Monday, January 21, 2008

EFFECTIVE INSTRUCTION AND SCHOOL ENGAGEMENT

The importance of organization, delivery and time for students to learn specific material is crucial to increasing student engagement in school.

Williams-Bost and Riccomini (2006) have presented 10 principles for implementation of effective instruction to increase engagement for students with disabilities.

1. Active Engagement
The definition of active engagement is the amount of time students are actively engaged in relevant instructional tasks. The amount of time students actively engage can be increased using effective design and delivery of lessons, selection of interesting materials that are culturally relevant and appropriate to the students’ instructional levels, offering a variety of opportunities for student responses and reinforcing class participation.

2. Provide the Experience of Success
Teachers must provide students the opportunity to experience academic success early and regularly. Matching students’ level and task assignments is crucial to providing successful outcomes. Low academic achievement is a major factor in students dropping out of school.

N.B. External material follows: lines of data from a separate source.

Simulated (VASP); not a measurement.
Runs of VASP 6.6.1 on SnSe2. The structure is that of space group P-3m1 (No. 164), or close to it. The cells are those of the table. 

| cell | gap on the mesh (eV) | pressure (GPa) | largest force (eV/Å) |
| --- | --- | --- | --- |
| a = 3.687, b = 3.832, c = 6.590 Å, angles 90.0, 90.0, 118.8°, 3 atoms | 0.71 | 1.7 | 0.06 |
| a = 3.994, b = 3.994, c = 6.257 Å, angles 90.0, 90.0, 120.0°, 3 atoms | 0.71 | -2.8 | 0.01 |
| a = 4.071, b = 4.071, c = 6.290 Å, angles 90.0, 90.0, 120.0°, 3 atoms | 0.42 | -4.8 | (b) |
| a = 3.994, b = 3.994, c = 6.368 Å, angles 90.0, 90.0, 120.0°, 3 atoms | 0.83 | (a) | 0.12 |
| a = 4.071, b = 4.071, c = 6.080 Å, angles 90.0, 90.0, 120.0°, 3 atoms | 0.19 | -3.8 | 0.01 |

3. Content Coverage and Opportunity to Learn
Deliver the content in the curriculum or classroom so students have the time to learn the content. Addressing absenteeism as a factor for youth at risk by assuring the content is engaging for students. The delivery of instruction is important to consider if students are disengaged.

4. Grouping for Instruction
Teachers who supervise learning activities directly help student engage and achieve their best. Grouping can help teachers engage students in continued learning. Groups consist of whole class, one to one, peer partners with each having its own distinct advantages and disadvantages. The most important thing to consider is the student’s academic success through increased support or grouping leading to a more likely result the student may stay in school.

5. Scaffolded Instruction
Encouraging students to become self-regulated and independent learners with scaffolded instruction allows students to become successful in school. Scaffolding is a systematic, sequenced series of prompted cues and material and teachers support to help the student utilize their strengths to overcome their weaknesses.

6. Addressing Forms of Knowledge
Teachers who balance the following critical forms of knowledge associated with strategic learning and address the students need to see relevance in the learning are more likely to encourage engagement with at risk youth. The critical forms of knowledge according to Ellis et al (1994) as cited by Bost-Williams & Riccomini (2006) are:

a. Declarative knowledge: basic facts and vocabulary
b. Procedural knowledge: steps used to solve problems
c. Conditional knowledge: when and where to use certain strategies

7. Organizing and Activating Knowledge
Carefully combining previous knowledge with new information is vital to student success. Build simple tasks into more complex tasks to develop foundational skills and knowledge to progress to tasks that are more difficult.

8. Teaching Strategically
Teach students “how to learn” versus “what content to learn”. Strategies include how a person thinks and acts when completing a task or assignment.

9. Making Instruction Explicit
Explicit instruction is teacher-directed instruction that is highly organized, task orientated and presented in a clear, direct manner to promote student understanding.

10. Teaching Sameness
Design instruction so students can recognize patterns and organize information in similar ways. Teaching sameness helps students make relevant connections, link and utilize information in a more effective and efficient way.

1 comment:

Anonymous said...

Good for people to know.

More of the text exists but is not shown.